Elon Musk became Twitter Inc’s owner on Thursday, firing top executives and providing little clarity over how he will achieve the lofty ambitions he has outlined for the influential social media platform.
“The bird is freed,” he tweeted, referencing Twitter’s bird logo in an apparent nod to his desire to see the company have fewer limits on content that can be posted.
The CEO of electric car maker Tesla Inc has, however, also said he wants to prevent the platform from becoming an echo chamber for hate and division.
Other goals include wanting to “defeat” spam bots on Twitter and make the algorithms that determine how content is presented to its users publicly available.
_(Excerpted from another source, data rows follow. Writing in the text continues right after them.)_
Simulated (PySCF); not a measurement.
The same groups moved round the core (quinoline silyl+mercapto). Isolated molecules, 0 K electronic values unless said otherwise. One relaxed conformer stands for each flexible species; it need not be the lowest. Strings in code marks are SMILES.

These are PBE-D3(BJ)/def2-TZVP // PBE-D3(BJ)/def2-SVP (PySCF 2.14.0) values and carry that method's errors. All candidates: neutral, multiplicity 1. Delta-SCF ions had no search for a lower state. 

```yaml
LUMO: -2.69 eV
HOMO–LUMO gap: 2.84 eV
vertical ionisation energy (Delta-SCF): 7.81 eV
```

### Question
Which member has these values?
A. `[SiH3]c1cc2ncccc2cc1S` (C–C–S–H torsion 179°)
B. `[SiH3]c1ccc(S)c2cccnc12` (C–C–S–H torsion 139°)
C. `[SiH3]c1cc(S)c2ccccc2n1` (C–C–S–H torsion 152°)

Yet Musk has not offered details on how he will achieve all this and who will run the company. He has said he plans to cut jobs, leaving Twitter’s approximately 7,500 employees fretting about their future. He also said on Thursday he did not buy Twitter to make more money but “to try to help humanity, whom I love.”
Musk terminated Twitter Chief Executive Parag Agrawal, Chief Financial Officer Ned Segal and legal affairs and policy chief Vijaya Gadde, according to people familiar with the matter. He had accused them of misleading him and Twitter investors over the number of fake accounts on the social media platform.
Agrawal and Segal were in Twitter’s San Francisco headquarters when the deal closed and were escorted out, the sources added.
Twitter, Musk and the executives did not immediately respond to requests for comment.
Before closing the $44-billion acquisition, and never afraid to indulge in theatrics, Musk walked into Twitter’s headquarters on Wednesday with a big grin and carrying a porcelain sink, subsequently tweeting “let that sink in.” He changed his description in his Twitter profile to “Chief Twit.”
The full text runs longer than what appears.